Morning back to you young man . It sounds like you are making excellent upword progress.
I don't know what your prior photographic background is nor your experience with the basics of metering, but I suspect the latter is the crux of the issue. It's all about how you are metering. There is a technical aspect to this, as well as the subjective/artistic part of it. You probably need to concentrate on the technical - ie, getting the right settings.
Ansel Adams used the zone system for metering, and evaluating the light in a scene. I won't go into boring detail on that. But I will tell you how I get decent results. I do a lot of landscape, pictorial and wedding work. I first visually identify a mid-tone value in the scene. This is a compromise, somewhere between the highlights and shadows. Sometimes I hit it on the money and get great exposures. Often I have to do tweaks after the fact in PS which is ok; used to do that in the darkroom anyhow last century .
But if you find that mid-tone value, and meter off that (I press the * button to lock it in for the shot, or make sure my focus point is locked on it when I take the picture) then that will get you close. Fill flash may fix shadows if used; postprocessing may take care of highlights later on.

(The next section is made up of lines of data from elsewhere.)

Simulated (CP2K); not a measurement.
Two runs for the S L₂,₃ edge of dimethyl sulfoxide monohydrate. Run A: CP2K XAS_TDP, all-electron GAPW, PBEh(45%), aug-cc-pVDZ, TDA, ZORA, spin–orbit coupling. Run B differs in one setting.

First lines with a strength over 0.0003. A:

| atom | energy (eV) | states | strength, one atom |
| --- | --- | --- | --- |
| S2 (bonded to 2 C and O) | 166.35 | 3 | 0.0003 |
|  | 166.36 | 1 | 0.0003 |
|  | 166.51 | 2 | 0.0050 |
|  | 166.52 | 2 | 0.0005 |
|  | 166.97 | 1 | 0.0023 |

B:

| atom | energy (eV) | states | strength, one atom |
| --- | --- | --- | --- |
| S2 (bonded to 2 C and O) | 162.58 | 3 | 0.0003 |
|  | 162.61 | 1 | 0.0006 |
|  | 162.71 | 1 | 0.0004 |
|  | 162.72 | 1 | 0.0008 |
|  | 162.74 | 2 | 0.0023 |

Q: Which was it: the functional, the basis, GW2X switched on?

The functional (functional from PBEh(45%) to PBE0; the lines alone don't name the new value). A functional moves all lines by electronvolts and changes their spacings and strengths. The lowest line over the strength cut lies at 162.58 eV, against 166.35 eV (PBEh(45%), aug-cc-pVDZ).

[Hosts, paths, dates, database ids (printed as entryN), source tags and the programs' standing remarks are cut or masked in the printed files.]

A lot of people like to expose to the right (meaning on the histogram) so they can preserve bright sky/cloud details. I do this a bit also. It does preserve my sky details, but then shadows will go darker, and that detail will be reduced. I'll fix this (somewhat) in post. So again, my trick is to find that midtone value, and meter off that.
Your camera is a wonderful tool - but a lousy mind reader. On complex scenes - lots of highlights and deep shadows - it does not really know what you consider to be important from a metering standpoint. YOU have to tell it - usually by "pointing the meter" or in your selection of metering mode.
I gave you a lot to digest - hope it helps. Post some examples though and I'll be able to give you more specific guidance. Take care. - Stu

Moring Stu,
Setting shuttle priority with eval metering gave me a decent image as you expected.